This doesn't make me despair or not care to do anything, but makes me extremely resilient and adaptable to changing situations. I can acknowledge that no matter what I want to do, I cannot stop my leg from twitching when someone hits the nerve underneath my kneecap.

I also accept that if I make bad decisions because of an addiction or deficient reasoning process, I willingly would accept a mechanism to correct said process or improve my deficiency.

It's not that free will is necessary to understand reality. It's that free will is necessary for YOUR reality. Some of us get along just peachy without it.

1 comments

> I also accept that if I make bad decisions because of an addiction or deficient reasoning process, I willingly would accept a mechanism to correct said process or improve my deficiency.

If that's what you want, you are free to choose to accept it, yes. If you're happy with how things are for you, more power to you.

Just don't try to force your way of being happy on me. If I make bad decisions, for whatever reason, I want to have the choice of how to improve. I don't want anything else, whether you want to call it a "mechanism" or not, forcing something on me that someone else thinks is an "improvement".

But you don't actually believe that! You would put someone in prison if they attacked you physically for no reason. You would willingly force that person into confinement until they no longer tried to inflict violence on you. You can't have ti both ways.
No, you can't have it both ways. You didn't say you would willingly accept prison. You said you would willingly accept a mechanism to improve your deficiency. The way you have described prison elsewhere in this thread, you clearly believe that prison doesn't do that. So you wouldn't accept prison. You would only accept a mechanism that "improves your deficiency".

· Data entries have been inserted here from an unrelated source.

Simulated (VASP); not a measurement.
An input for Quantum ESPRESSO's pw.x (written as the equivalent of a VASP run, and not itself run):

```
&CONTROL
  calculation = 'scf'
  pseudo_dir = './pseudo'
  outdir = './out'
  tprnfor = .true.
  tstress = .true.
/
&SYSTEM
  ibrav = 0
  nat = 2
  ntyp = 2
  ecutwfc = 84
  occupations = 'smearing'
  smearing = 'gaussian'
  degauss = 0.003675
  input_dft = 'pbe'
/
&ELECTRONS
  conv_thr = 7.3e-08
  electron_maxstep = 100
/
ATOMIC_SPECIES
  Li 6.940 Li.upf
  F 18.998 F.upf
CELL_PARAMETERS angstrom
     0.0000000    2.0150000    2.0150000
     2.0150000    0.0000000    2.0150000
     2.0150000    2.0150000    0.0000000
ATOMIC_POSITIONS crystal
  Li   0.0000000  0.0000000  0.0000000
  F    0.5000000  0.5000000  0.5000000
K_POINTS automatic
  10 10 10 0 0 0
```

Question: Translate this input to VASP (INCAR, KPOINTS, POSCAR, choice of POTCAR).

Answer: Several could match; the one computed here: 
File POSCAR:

What I said is that I want to have the choice about how to improve. That doesn't mean I have the right to harm others with impunity. Choices have consequences, and if I make a bad choice that has the consequence that I get thrown in prison, well, that's the consequence of my choice. I personally avoid that consequence by not making choices that will predictably get me thrown in prison. Someone else might choose to do such things anyway--and yes, if they do that I won't stop the consequences from happening. Respecting someone's right to make choices doesn't mean choices don't have consequences.

If your objection is that the consequence of getting thrown in prison is somehow artificial, well, the natural consequence of attacking someone physically for no reason is that you get physically harmed or killed yourself. If you want to argue that letting that consequence happen is better than throwing the person in prison, given what prisons are like, sure, go ahead and argue that. But to argue, as you are, that respecting people's right to make choices means I should refrain from imposing any consequences at all on other people's behavior when it affects me is not only a non sequitur, it makes for an even worse society with even more suffering.

No it doesn't, and I'm not advocating for a violent person to not be stopped. You are. You say the most important thing is to defend a person's right to "choose" their behavior. In that case, you are a hypocrite because then you turn around and say I am OK with subverting the will of a person as long as it affects me negatively. If it affects someone else, well, do you really care? From your answers, you seem not to care in the slightest.
> I'm not advocating for a violent person to not be stopped.

You're advocating for "stopping" them by having someone else rearrange their brain so they won't be violent any more. And you refuse to acknowledge the fact that that someone else is making a choice that has consequences; to you it's all just particles reacting to their environment. Yet you also seem to think suffering is bad--but if it's all just particles reacting to their environment, there is no such thing as suffering, any more than there is such a thing as choice. So you are the one who is being inconsistent, not me.

> If it affects someone else, well, do you really care? From your answers, you seem not to care in the slightest.

You clearly don't understand my actual position, and I don't know how to explain it any better than I already have.

Absolutely! Re-education, rehabilitation is exactly THAT! It's altering the synaptic connections in the brain to bring their behavior in line with what we view should be the case in civilized society. You just seem to have a problem with making that process more efficient.

And it is all just particles moving around, but that doesn't mean we have to ignore what is very likely an unpleasant experience from your subjective, internal point of view. I don't dismiss your personal experience of reality, just your rational understanding of what's going on.

And I do, I really do, but you are inconsistent. You say you should be free to make your choices, but then also want to put people in jail fornmaking their free choices. You call it consequences, and yet that doesn't eliminate the fact that you then want to LIMIT THEIR FREEDOM TO CHOOSE to do it again. You are self contradictory. At best, you are picking what choices people are and aren't allowed to make.